Tata Steel UK is to consult on the closure of the British Steel pension scheme (BSPS) to future accrual.
The new DC pension scheme would have a maximum employer contribution of 10% and employee contributions of 6%.
The new proposal differs from a previous proposal put forward by Tata Steel UK, where the DC pension arrangement would have employer and employee contributions of 3%.
The new pension proposal forms part of a wider proposal on employment terms, including a £1 billion investment plan to support the steelworks at Port Talbot, as well as commitments to continue blast furnace steel making until 2021, and to seek to avoid any compulsory redundancies for five years.
The proposal follows negotiations with trade unions Community, GMB and Unite.
Union representatives will ballot their members on the proposal in the new year.

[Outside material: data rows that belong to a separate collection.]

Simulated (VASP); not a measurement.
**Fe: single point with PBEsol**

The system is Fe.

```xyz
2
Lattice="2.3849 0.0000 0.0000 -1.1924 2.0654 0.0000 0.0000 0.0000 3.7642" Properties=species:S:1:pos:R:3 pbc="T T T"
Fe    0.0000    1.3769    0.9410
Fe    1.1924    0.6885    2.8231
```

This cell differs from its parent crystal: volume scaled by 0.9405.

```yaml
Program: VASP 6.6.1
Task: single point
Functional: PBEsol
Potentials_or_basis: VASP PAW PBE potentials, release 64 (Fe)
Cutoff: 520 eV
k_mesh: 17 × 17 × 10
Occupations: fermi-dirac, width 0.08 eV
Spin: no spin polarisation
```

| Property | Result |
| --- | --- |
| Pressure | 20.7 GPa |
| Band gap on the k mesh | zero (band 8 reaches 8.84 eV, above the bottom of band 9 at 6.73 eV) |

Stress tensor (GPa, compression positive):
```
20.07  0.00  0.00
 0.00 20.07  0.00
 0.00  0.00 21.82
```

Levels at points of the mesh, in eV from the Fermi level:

Koushik Chatterjee, group executive director at Tata Steel and executive director at Tata Steel Europe, said: “The delivery of Tata Steel UK’s transformation plan and generation of free cash flows will be the key enabler for the future sustainability of the business and we are very encouraged by the early signs of the delivery of the plan. There is much more work to be done to make Tata Steel UK more financially sustainable, but I am confident that all stakeholders will do all they can to try to ensure that the company will be able to achieve its plan in the coming months and years. The proposed changes to future pension provision and other employment terms are necessary to de-risk the [organisation] and help achieve long-term sustainability. We are also working separately on a necessary structural solution for the British Steel pension scheme fund.”
Allan Johnston, chairman of the trustee board of the British Steel pension scheme, said: “Options for separating BSPS from Tata Steel were outlined in the government’s consultation document in May. All of these options required closure of the BSPS to future accrual. The trustee is in constructive discussions with Tata Steel, HM government and the Pensions Regulator about the options in the consultation.
“Although the trustee was not involved in the negotiations between [Tata Steel UK] and the trade unions about closure of the BSPS, [the] announcement is an important step towards achieving the best possible outcome for the scheme and its members. The trustee remains confident that the assets it holds are more than enough to pay the proposed modified benefits, which would be a better outcome than [Pension Protection Fund] compensation for the vast majority of members.”
Dave Hulse, national officer at GMB, added: “This agreement would mean the blast furnaces at Port Talbot keep making steel and that steelworks across the UK get the investment they need to compete in the future. We’ve fought hard to save jobs and today’s agreement is a credit to our members.”
Roy Rickhuss, general secretary at Community, said: “This is not the end of the process and it will be for all our members to now vote on this proposal. We will continue to work closely with Tata and all levels of government as we seek to build a sustainable future for Britain’s steel industry.”
Tony Brady, national officer at Unite, added: “[This] news is a step in the right direction for our industry but there is still a lot more that government can and must do. The commitments made today by our reps must now be followed by a commitment from the government that they will hold Tata to their word and ensure jobs are protected.”